Apache Airflow version: 1.10.10 (also present on current master)
Environment:
uname -a): 4.14.173-137.229.amzn2.x86_64 amazon linux 2What happened:
A subprocess launched by s3_file_transform was killed with Out-of-memory.
Consequently, a SIGKILL was issued by operating system.
The operator however records a _success_ for this task, even though the subprocess _failed_ .
There was no log-entry of any failure in the s3_file_transform operator.
Subsequent tasks of the DAG were launched, as of cause airflow itself did not catch, that a previous step actually did not successfully run.
As a result, the DAG produced worthless results.
What you expected to happen:
According to https://docs.python.org/3/library/subprocess.html#subprocess.CompletedProcess.returncode
a _negative_ exit code can returned by the subprocess module of python that is used in the operator. This happens in this very situation, as:
A negative value -N indicates that the child was terminated by signal N (POSIX only).
However
https://github.com/apache/airflow/blob/1ed171bfb265ded8674058bdc425640d25f1f4fc/airflow/providers/amazon/aws/operators/s3_file_transform.py#L157 checks _only_ if the exit code is >0, whereas by above mentioned documentation something can be unsuccessful when exit code<0 is encountered.
This is completely expected and POSIX compliant - simply that check seems incorrect.
A successful command returns a 0, while an unsuccessful one returns a non-zero value that usually can be interpreted as an error code
I would recommend to change it to
if process.returncode:
(which means, it will catch any non-zero return code)
(a pull request will be supplied referencing this issue)
How to reproduce it:
s3_file_transform operatorAnything else we need to know:
How we found it
We found this "lapse" by adding several debug messages to subprocess - and we noticed that after fetching data, it just.... stopped.

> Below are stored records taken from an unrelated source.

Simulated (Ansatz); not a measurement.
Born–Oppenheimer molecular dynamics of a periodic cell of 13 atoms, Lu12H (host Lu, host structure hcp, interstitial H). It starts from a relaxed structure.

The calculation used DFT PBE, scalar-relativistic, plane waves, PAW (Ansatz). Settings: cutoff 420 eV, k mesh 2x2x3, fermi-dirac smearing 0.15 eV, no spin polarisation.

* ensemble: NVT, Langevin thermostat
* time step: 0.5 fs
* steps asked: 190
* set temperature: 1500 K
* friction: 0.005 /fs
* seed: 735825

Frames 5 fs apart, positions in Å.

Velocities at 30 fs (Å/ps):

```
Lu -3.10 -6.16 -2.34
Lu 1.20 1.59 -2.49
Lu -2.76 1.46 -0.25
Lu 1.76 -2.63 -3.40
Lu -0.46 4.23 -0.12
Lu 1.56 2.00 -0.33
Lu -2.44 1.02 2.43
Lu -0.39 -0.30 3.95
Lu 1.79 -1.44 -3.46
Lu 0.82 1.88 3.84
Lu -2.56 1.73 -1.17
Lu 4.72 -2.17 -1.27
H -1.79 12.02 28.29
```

The issue disappeared when we increased the instance system to m5.xlarge the issue disappeared.
We then changed the above statement, and suddenly saw, that a SIGKILL stopped the process.
Other operators and subprocess use
Several other operators seem to use subprocess correctly.
https://github.com/apache/airflow/search?q=returncode+%3E+0&unscoped_q=returncode+%3E+0
Usage of checking whether the exit code is >0 seems to be also done in the gcs operator
Thanks for opening your first issue here! Be sure to follow the issue template!
Nice. Would you like to make a PR for that @blackw1ng? it's rather easy to fix and I am happy to review it.
Sorry - i wasnt entirely sure, if this project accepts PRs without an issue - so i basically simultaneously did both. Thanks for the quick review (of this rather trivial fix) - i guess this can be resolved as "fixed".